But the East-Coast bred, self-proclaimed former theater geek didn’t discover the scene until one fateful morning at Burning Man, when he heard the weird call of psy-trance and subsequently found his life forever changed. 

Here, Hermann tells the story of the night he fell in love with dance music. 

You’ve covered a lot of electronic music in your role as music editor and in your writing before that, as well. What specific night sparked your interest in the music and the scene?
The way I got introduced to the music was by going to Burning Man in 1998. As you must do at Burning Man, especially the first time you go, I had kind of a crazy out-all-night adventure.

Tell me everything. 
Honestly, I’m sure we must have heard other electronic music over the course of the evening and the event as a whole, but the “aha moment” was when we had been up all night—me and this girl who I had just met, that ended up becoming my girlfriend for the next three years. She took me out; we took our bikes out to a party that was happening in the middle of the Playa as the sun was coming up. There was a psy-trance DJ named Olli Wisdom, who was doing a set with psy-trance and Goa trance, and I had never heard anything like that before. 

What electronic artists were you familiar with before that?
My knowledge of electronic music at the time consisted of, like, the cheesiest, mainstream, early house music you can think of. I heard this crazy psy-trance on this giant sound system, and next to us there was an art structure that apparently was a UFO that someone had set on fire. There was just this burning UFO, and a packed dancefloor, and everyone there was just so happy and having a great time, and it just blew my mind. I had never experienced anything like it before—the scene, the music. That was my entry point. 

How did you seek out the music post-Burning Man?
I lived in Boston at the time, and from there I started seeking out raves and more underground clubs in Boston, which there weren’t many of at the time, and coming out to L.A. to visit the girl. We had formed a long-distance relationship, and she’d take me out in L.A., and I slowly became introduced to the scene from there, discovering a bit more each time. 

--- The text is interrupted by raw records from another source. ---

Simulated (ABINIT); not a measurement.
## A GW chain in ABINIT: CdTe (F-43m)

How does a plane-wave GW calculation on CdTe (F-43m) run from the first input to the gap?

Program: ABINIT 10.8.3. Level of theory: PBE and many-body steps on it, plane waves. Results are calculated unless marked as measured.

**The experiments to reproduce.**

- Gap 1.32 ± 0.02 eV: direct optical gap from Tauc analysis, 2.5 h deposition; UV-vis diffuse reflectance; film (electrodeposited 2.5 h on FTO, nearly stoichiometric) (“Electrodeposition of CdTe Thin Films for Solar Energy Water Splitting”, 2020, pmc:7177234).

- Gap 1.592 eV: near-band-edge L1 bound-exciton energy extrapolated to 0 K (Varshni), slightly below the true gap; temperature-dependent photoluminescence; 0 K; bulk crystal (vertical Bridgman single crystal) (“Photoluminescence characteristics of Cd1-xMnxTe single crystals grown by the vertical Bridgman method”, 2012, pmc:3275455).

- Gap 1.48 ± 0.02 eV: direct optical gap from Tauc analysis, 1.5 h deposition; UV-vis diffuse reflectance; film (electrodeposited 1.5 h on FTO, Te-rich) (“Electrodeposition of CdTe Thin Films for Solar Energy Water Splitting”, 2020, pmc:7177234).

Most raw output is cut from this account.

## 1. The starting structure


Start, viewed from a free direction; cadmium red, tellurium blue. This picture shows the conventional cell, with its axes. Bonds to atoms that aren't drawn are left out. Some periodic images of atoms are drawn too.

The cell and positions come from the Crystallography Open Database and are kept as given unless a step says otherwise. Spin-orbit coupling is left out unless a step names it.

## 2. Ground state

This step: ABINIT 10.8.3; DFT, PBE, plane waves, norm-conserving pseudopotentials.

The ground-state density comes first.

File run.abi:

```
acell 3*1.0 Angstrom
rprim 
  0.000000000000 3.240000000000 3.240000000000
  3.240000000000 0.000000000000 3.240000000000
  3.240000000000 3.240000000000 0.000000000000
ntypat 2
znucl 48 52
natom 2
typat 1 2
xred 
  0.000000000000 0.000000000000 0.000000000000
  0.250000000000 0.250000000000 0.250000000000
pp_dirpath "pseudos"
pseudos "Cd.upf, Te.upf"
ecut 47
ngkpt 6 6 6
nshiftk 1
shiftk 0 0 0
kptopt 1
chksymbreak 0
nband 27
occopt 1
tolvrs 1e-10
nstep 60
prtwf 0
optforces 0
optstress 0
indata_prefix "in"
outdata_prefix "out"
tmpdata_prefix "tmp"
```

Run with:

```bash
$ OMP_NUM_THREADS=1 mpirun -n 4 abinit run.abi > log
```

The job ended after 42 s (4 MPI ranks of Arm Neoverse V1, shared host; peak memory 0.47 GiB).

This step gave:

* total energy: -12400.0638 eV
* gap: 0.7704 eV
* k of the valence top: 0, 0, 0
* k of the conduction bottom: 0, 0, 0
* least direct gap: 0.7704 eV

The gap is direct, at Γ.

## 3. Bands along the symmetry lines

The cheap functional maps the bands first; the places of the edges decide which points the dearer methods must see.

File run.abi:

What were those early experiences in L.A. like?
One of the first ones was a desert party called Dune. The one that I went to actually got canceled and rescheduled to the Fox Theater in Pomona, which at the time was a shithole, not the beautiful palace that it is now. The performers were Paul van Dyk and Christopher Lawrence. That was another “wow” moment. But the first experience at Burning Man—that was when the light bulb went on, where I was really like, “Wow, I understand why people like this boot-in-a-dryer music now.” 

What are your other recollections of that night at Burning Man? 
It was the Burning Man crowd—the sort of desert hippie, Mad Max, post-apocalypse look that everyone has going on there. Other than that, what grabbed me about the music was something that I still love about psy-trance—my favorites are actually now house and techno and genres that are maybe a little lower BPM—but I loved the psychedelic qualities of it. I loved the way it was made of densely interwoven patterns. 

At that time, my own experience of clubbing was similar to most people’s: Clubs were really seedy, and people were extremely self-conscious and trying hard to look cool. You have to dance and look and act and even lean up against the bar a certain way. I think people go to a club just to go to a club. You still largely get that experience when you go clubbing nowadays, and it’s too bad. The experience that I had was luckily the opposite—a total feeling of joy. Some people were dancing their asses off, and some people were great dancers, and some were terrible dancers, but no one cared. No one was checking each other out, and everyone was just enjoying the moment. 

That was the amazing thing about it: the positivity of the experience and the lack of judgment. I was a first-time Burner, and I was probably wearing… I don’t know, nothing cool. Probably cargo shorts and a T-shirt. But it didn’t matter, there was no attitude or judgment, and it felt like a club that anyone could be a member of. 

Hermann (front left) at Burning Man

How did that experience affect your life going forward?
Burning Man as a whole changed my life. That sounds like a cliché, but I wouldn’t be living in L.A. if it weren’t for her and for Burning Man. I’m incredibly grateful to her and Burning Man for putting me on the path that I’m on now. Specifically, hearing that DJ set that morning I think changed my life as well. I was already at that time working for a music website back in Boston—it was more of a commercial site—writing product copy for CDs. I had done some freelance writing and had only really dipped my toe into writing about music professionally at that point, and not into electronic music at all. Getting introduced to dance music and having that experience definitely set me on a path that led me to the job I’m in now. 

Whose idea was it to go?
It was one of those things where it was sort of the universe pushing it in that direction. It was a series of coincidences where I just kept hearing about Burning Man everywhere I turned. I had been visiting an old high school friend in the Bay Area who was super into the whole Burning Man scene, and they had taken me to a Burning Man-themed warehouse party, where I felt very uncomfortable and out of my element, and that was sort of my first introduction to it. 

A girl I was dating in Boston wanted to go, and I couldn’t go with, and she came back raving about how amazing it was. I wasn’t sure if I was going to be entirely into it, but it kept coming up, and I was interested in a wary kind of way. Like I said, I was a drama geek and was part of a political street theater group, and we’d do guerrilla performances in front of random audiences in various places. One of my friends from the group announced that he really wanted to go, and I decided that I wanted to go along. I just went with two friends from Boston; the three of us flew to San Francisco and rented a car, and it just happened.

And nothing was ever the same again.
And nothing was ever the same again.